FairPlay’s Francois Baird explained that this has a particularly negative impact on children and teens going through development. 

The Human Sciences Research Council estimates that 28.8% of children are stunted because of a lack of nutritious food and are often physically or mentally handicapped for life. 

This call echoes through from the South African poultry association, which renewed its application for VAT-free offal and the zero-rating of frozen chicken portions. 

The Consumer Goods Council of South Africa has also called for the National Treasury to reintroduce the expansion of the list of zero-rated basic food items. 

It argued that expanding the list would have eased financial pressure on consumers and improved healthy eating and lifestyles. 

“Although there is no doubt that the decision to retain the VAT rate at 15% results in benefits to consumers, this ‘win’ for consumers must be properly unpacked,” the council’s Neo Momodu said.  

“It has merely avoided one of the potential additional direct costs that consumers carry by maintaining the status quo. This ‘win’ has not created any positive means to reduce the existing burdens on financially vulnerable households.” 

Momodu explained that maintaining the status quo is inadequate and will not provide any tangible difference to vulnerable households. 

“It would be an unfortunate outcome if the traction gained with regard to expanding the list of zero-rated items were to be lost because of seemingly erroneous and misplaced ties between expanding the zero-rated list and further tax increases,” she said. 

The catch

Deputy Finance Minister David Masondo

The government has been committed to expanding the list of zero-rated food items to alleviate financial pressure on consumers. 

President Cyril Ramaphosa has repeatedly promised in his State of the Nation Addresses that his government will make significant changes to the list of zero-rated food items. 

However, expanding the list comes with significant implications for the government’s finances, with it potentially losing out on billions in VAT revenue. 

The list of zero-rated food items was last expanded in 2018 after an extensive analysis of the expansion by the National Treasury. 

Its study included the potential inclusion of chicken on the list and concluded that it would be immensely costly to the fiscus and difficult to administer regarding the definition of the products included on the list. 

The Treasury’s analysis ran to 91 pages and has provided the basis for the National Treasury’s opposition to any expansion of the list in recent years. 

Deputy Finance Minister David Masondo said any significant change is unlikely as the existing items on the list are well-targeted. Rather, the government should focus on targeted cash transfers to the poor. 

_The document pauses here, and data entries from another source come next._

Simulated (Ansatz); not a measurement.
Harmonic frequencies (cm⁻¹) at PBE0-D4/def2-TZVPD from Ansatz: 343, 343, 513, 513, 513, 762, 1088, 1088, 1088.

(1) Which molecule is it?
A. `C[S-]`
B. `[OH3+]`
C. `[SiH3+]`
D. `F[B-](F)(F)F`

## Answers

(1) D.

This is because its study showed that the zero-rating of VAT items disproportionately benefits richer households. 

“Zero-rated products are well targeted. Further zero rating will lead to VAT revenue loss, which could be directed to the already existing pro-poor government programmes,” Masondo said. 

“Targeted cash transfer to the poor is better and more redistributive as opposed to VAT, which benefits mostly high-income households.”

Another issue with expanding the list is the impact on the government’s revenue, with the Treasury’s study showing that the costs tend to outweigh the benefits for poorer households. 

The revenue loss from zero-rating the eight items considered for zero rating in 2018 would be R10.4 billion per annum in 2018 rands. Adjusted for inflation, this number would be significantly higher.  

Masondo estimated earlier this year that the government loses over R30 billion a year from the existing list of 19 VAT-exempt items.

VAT is the government’s second-largest revenue source after personal income tax, making up 26% of all taxes collected in South Africa. Thus, changes to the list of VAT-exempt items will significantly affect government revenue.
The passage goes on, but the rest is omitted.